U.S. Ambassador-at-Large Alfred Atherton and Israeli government officials met today in an attempt to rekindle the dormant Middle East peace negotiations, but from both sides the expectations of a breakthrough were so muted that the negotiations appeared almost perfunctory.

After two meetings with sub-Cabinet officials, Atherton tonight requested a meeting with Prime Minister Menachem Begin and met with Begin and Foreign Minister Moshe Dayan at the prime minister's home.

The unscheduled session appeared designed to apply pressure on the legal experts with whom the U.S. envoy had been talking.

"It looks like he realized after two meetings he wasn't getting very far, and it was time to go to higher authorities," said an Israeli government source.

After the 1 1/2-hour meeting, Atherton told reporters he reviewed with Begin "the purpose of the subject" of the earlier meetings, as well as conducting a general review of the Middle East situation. He said he gave Begin no formal message from President Carter.

Atherton, who was accompanied by State Department adviser Herbert Hansell, said the meeting was "perfectly natural" and not prompted by any developments or lack of progress in the talks.

Emerging from one of a series of meetings earlier in the day, Atherton said laconically, "Clearly, these are going to be continuing and on-going discussions."

The Israeli Foreign Ministry, by distancing itself from the Atherton mission, appeared to cast doubt on what could be accomplished between now and the weekend, when Atherton is expected to leave.

When asked why the Foreign Ministry was putting such a low profile on the meeting, a ministry official said, "The lower we keep our expectations, the smaller will be the disappointment later."

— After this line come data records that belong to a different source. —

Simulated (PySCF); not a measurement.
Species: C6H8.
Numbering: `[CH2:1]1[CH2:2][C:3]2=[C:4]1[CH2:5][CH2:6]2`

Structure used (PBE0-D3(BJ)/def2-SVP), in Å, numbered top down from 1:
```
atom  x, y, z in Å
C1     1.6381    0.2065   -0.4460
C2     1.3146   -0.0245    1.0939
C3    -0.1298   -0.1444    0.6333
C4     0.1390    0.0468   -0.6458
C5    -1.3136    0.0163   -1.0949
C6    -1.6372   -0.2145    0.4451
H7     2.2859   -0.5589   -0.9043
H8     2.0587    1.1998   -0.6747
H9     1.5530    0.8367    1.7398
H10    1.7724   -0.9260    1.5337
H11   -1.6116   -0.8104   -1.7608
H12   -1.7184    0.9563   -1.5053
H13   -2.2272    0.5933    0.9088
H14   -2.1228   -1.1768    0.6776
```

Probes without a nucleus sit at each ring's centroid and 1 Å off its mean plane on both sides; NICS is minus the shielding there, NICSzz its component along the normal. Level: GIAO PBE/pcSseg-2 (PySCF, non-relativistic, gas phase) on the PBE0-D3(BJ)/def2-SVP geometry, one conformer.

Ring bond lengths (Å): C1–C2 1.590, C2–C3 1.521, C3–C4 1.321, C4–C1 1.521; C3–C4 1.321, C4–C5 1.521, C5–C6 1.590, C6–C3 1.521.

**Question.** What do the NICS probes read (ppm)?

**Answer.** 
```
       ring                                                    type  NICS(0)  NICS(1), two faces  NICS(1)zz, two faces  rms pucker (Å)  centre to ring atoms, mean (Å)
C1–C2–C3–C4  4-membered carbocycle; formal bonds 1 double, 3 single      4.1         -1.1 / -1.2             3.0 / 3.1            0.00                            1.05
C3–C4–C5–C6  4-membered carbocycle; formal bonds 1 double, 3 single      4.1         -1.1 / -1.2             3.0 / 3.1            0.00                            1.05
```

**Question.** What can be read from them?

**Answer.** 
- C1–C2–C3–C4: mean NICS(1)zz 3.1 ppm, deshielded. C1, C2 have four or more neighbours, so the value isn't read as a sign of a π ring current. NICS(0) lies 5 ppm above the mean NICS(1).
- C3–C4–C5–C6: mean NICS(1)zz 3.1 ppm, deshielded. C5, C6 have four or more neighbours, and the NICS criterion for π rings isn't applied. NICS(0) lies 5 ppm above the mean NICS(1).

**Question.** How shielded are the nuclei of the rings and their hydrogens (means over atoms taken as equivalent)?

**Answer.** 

Israel's participation in the Atherton talks is being directed by Begin's office instead of the Foreign Ministry.

Israeli sources said that if Atherton did not bring substantial changes in the U.S. interpretation of two disputed articles of the compromise Egyptian-Israeli draft treaty, there will be little chance of a breakthrough without another meeting at the ministerial level.

The disputed articles deal with Egypt's demand for a mandatory review of the Sinai Peninsula security arrangements five years after the signing of the treaty, and Egypt's attempt to soften a treaty provision assuring that the pact would supercede mutual defense agreements between Egypt and other Arab states.

U.S. and Israeli officials both stressed that the subject of new Israeli settlements on the West Bank of the Jordan River was not on the agenda of today's meetings.

On Sunday, Israeli officials confirmed that the government decided several weeks ago to establish three new paramilitary settlements in the Jordan Valley and the Gaza Strip, and to turn over to civilian settlers an outpost at the northern end of the Dead Sea.

The State Department yesterday said the U.S. Embassy in Tel Aviv had been asked to clarify "conflicting reports" about the settlements.

Since the Sept. 18 Camp David summit agreements, Israeli officials have talked of plans for new Jewish settlements, usually following strong right wing criticism that the prime minister is following a course that will inevitably lead to a Palestinian state in the West Bank.

None of them have yet materialized. First this was because of a three-month freeze on new settlements following the Camp David talks. Later, it was more the result of a shortage both of funds to build the outposts and of volunteers to inhabit them than from any reticence on the part of Begin, who repeatedly has emphasized Israel's right to settle in the occupied territories.

While the policy clearly states Israel's intentions, Israel has had to be content with programs to boost the population of existing settlements.